The Australian government's banking reform package failed to address lack of competition in the banking sector, the lobby group for non-bank lenders says.

Mr Phil Naylor, CEO of the Mortgage and Finance Association of Australia (MFAA), today appeared at the Senate Economics References Committee at a public hearing on competition within the Australian banking sector.

"The focus of MFAA's submission and subsequent appearance at the Senate Economics References Committee is to ensure that Australia maintains a competitive lending industry with the objective of all the players operating to better facilitate consumer choice," he said.

In the mortgage market, banks are now writing around 90 per cent of all business, up from 78 per cent before the global financial crisis. Non-banks are writing about 3 per cent, compared to 13 per cent precrisis, while credit unions and building societies have held their own at around 7 per cent.

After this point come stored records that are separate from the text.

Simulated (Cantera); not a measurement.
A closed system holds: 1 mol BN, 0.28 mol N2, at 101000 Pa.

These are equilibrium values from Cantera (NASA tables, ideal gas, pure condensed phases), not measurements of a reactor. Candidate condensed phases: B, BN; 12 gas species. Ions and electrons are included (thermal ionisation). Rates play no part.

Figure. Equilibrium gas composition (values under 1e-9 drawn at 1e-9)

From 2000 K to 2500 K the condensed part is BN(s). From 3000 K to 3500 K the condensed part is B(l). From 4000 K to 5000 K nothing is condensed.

"The reason market share of the non-bank lenders has diminished is the collapse of the securitisation market," Mr Naylor said.

Government injection fails to revive securitisation market

"To its credit, the Federal Government has injected $16 billion of funds via Australian Office of Financial Management (AOFM) and promises another $4 billion in the Banking Reform package. Whilst this injection has been welcomed it has not been sufficient to revive the securitisation market," said Mr Naylor.

"The Banking Reform package announced by Federal Government is really a package of peripheral changes which do not attack the real problem of lack of competition in the industry. And one of its planks, the banning of exit fees will have the reverse effect by causing non bank lenders to lose their most effective weapon in competing with banks, the Deferred Establishment Fee," added Mr Naylor.

The MFAA believes the measures announced by Federal Government will not have a significant impact on enhancing competition in the lending sector.

"Fundamentally there will be no meaningful changes to competition in this industry unless there is a strong and viable non-bank sector," added Mr Naylor.

A missed opportunity for Australia

According to the MFAA, the Federal Government has missed a golden opportunity to develop an Australian version of the Canadian Mortgage Bonds systems which enables a thriving and competitive non bank lender sector to operate in Canada.

"The Federal Government's investments pale to this made by the Canadian Mortgage and Housing Corporation which during the past three years has invested $300 billion in the National Housing Act Mortgage-backed Securities and Canadian Mortgage Bonds programs."

In recognising the Federal Government cannot simply take a 'cookie cutter' approach, Mr Naylor added, "The MFAA accepts that it is not as simple as just importing an overseas model into Australia but there are many similarities between the Australian and Canadian economies and banking systems that would suggest the model could easily work.

"These include similar population sizes, the number of major banks operating, similarities in the prudent banking systems, state of economy and an ability to avoid the worst impacts of the GFC," he said.